Adapting structures and phrases from a genre without plagiarizing

If you are not accustomed to writing in a particular academic genre, you may find it useful to borrow and adapt transitional devices and pieces of sentence structure from other people’s writing in the genre you are working in. Be careful to borrow only structures that are generic and not ideas or sentences that come from a particular, identifiable writer. You should not copy any whole sentences or sentence structures verbatim, or your borrowing may seem plagiarized.

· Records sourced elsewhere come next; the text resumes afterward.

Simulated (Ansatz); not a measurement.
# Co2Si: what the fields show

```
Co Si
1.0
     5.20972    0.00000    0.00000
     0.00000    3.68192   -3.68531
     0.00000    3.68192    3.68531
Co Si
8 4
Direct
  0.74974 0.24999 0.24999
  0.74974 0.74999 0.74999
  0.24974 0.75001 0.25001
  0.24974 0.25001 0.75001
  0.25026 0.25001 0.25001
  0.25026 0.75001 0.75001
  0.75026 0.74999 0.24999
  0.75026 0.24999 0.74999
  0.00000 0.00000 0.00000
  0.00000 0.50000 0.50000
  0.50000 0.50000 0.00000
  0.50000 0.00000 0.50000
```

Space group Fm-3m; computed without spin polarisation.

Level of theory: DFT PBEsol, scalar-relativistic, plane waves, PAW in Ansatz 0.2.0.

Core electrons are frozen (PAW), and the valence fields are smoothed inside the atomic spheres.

ORIGINAL ABSTRACT FROM A SOCIAL SCIENCE PAPER EFFECTIVE BORROWING OF STRUCTURES FROM A GENRE
Using the interpersonal communications research of J. K. Brilhart and G. J. Galanes, and W. Wilmot and J. Hocker, along with T. Hartman’s personality assessment, I observed and analyzed the leadership roles and group dynamics of my project collaborators in a communications course. Based on results of the Hartman personality assessment, I predicted that a single leader would emerge. However, complementary individual strengths and gender differences encouraged a distributed leadership style, in which the group experienced little confrontation and conflict. Conflict, because it was handled positively, was crucial to the group’s progress. Drawing on the research of Deborah Tannen on men’s and women’s conversational styles, I analyzed the conversational styles of six first-year students at DePaul University. Based on Tannen’s research, I expected that the three men I observed would use features typical of male conversational style and the three women would use features typical of female conversational style. In general, these predictions were accurate; however, some exceptions were also apparent.

The preceding example illustrates effective borrowing. The student writer borrows phrases (such as “drawing on” and “based on”) that are commonly used in academic writing in the social sciences to perform particular functions. Notice how the student also modifies these phrases to suit her needs.